All this attention on the Australian aviation industry is just what the Australian government has been hoping for after the launch, three years ago, of the government & industry initiated Aerospace Industry Action Agenda, designed "to improve the health and competitiveness of a declining industry in Australia".
The entire industry gathered for the 8th Australian International Airshow, held at Avalon Airport, some 50 kilometres south of Melbourne, with the sole purpose of breaking even more barriers.
The Airshow, held at Avalon every two years, is an important world event for the aerospace industry in Australia and the largest of its kind in the southern hemisphere. A strong aerospace industrial presence is always felt at the Exposition: from the 1st show in 1992, some 226 exhibitors from 12 countries attended and this year's presence is ever stronger, with almost 600 exhibitors, representing all the major key players from all over the world. This year also incorporates for the first time, LanDef, a land defence and ground warfare exhibition.
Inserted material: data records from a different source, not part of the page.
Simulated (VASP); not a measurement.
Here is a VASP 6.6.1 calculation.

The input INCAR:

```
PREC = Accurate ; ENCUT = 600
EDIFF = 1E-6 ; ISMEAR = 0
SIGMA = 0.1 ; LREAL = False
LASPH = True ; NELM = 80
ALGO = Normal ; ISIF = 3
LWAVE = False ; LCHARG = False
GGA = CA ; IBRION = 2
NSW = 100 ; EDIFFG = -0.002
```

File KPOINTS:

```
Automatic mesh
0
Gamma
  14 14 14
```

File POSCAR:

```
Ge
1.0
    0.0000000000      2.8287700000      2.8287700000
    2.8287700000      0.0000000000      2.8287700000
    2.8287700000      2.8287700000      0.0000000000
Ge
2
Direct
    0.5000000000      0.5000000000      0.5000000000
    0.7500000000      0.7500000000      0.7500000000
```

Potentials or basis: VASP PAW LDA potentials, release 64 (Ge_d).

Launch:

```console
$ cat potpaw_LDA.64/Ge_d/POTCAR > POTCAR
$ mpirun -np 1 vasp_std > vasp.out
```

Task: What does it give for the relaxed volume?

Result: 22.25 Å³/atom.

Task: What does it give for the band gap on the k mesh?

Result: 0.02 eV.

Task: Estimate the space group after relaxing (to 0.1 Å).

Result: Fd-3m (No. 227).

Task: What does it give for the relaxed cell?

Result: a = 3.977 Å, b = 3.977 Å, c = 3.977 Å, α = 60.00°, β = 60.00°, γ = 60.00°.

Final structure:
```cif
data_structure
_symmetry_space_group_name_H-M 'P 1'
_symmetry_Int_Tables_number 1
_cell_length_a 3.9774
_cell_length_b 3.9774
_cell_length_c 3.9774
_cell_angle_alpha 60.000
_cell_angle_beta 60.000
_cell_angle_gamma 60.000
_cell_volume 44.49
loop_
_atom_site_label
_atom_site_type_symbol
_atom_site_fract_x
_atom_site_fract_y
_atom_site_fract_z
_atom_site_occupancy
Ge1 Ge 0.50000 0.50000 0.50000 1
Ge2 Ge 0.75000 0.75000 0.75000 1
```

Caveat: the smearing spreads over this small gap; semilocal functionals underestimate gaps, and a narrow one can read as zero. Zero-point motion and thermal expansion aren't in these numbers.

The 2005 event attracted some 170,000 people during the public days and participating aircraft was at an all time high. This year's event was expected to surpass that with an expected crowd of some 200,000 people over the two and half public days. The show attracts aircraft from all parts of the spectrum; including business jets & general aviation to combat aircraft, historic warbirds and experimental aircraft. All the Australian Armed Forces were represented, from the fast jets & transports of the RAAF, to the helicopters of both the Navy and Army. The United States Air Force (USAF) was also a major contributor to the show; arriving to kick off celebrations of its 60th Anniversary of full independence from the US Army. Two F/A-18F Super Hornets from the US Navy accompanied the USAF to showcase the capabilities of Australia's new strike aircraft. Other performers included Jim LeRoy in his Bulldog Pitts and Bob Carlton in his silent jet powered glider plus the Historic Aircraft Restoration's Super Constellation and many more.
The show began on Tuesday 20th March, kicking off the 1st of 4 trade show days. The first public display began on the afternoon of Friday 23rd March followed by the two full public display days on the Saturday and Sunday. The show relies heavily on a near-all volunteer force. People come from all over Australia and even the world to volunteer for one of the hundreds of roles available. Australia has a long history of staging world events and the reason why is the people; be it the Airshow at Avalon, the Commonwealth games in 2006 or even the Olympics; Australia has a great volunteering culture, where everyone lends a hand. The people make these shows happen, without them; these huge events would simply not even leave the ground.
The International Aerospace and Defence Exposition at this year's Airshow was the biggest yet. The purpose of the Exposition is to promote the development of aviation and Australian industrial, manufacturing and IT/communication technology resources as they apply to aerospace and defence. A large audience of representatives from all key aerospace and defence companies, from all over the world, are all brought together under the new enlarged Exposition area.
The official theme for the 2007 Australian International Airshow was "Breaking the Barriers," a celebration of the 60th Anniversary of General Charles "Chuck" Yeager breaking the sound barrier in the Bell X-1A. The great man himself was the Airshow's special guest. As already mentioned, this year also marks the 60th Anniversary of the formation of a fully independent US Air Force.
The Airshow is key for the ADF to show the world a slice of an ever-increasing capability. Some 600 representatives of the World's media were in attendance and a large number from other World Governments and Armed Forces were also present. As with all major trade shows, a lot of the work was done behind closed doors or through a number of major conferences and seminars. There were however, flying displays during the afternoon. There were both commercial and military flying through the 4 trade show days. Australia's own Gippsland Aeronautics displayed its GA-8 Airvan with HAL from India displaying its Hansa 4 training aircraft. Thankfully, the bigger guys pushed it up a few notches with both the RAAF and the USAF showing off their aircraft.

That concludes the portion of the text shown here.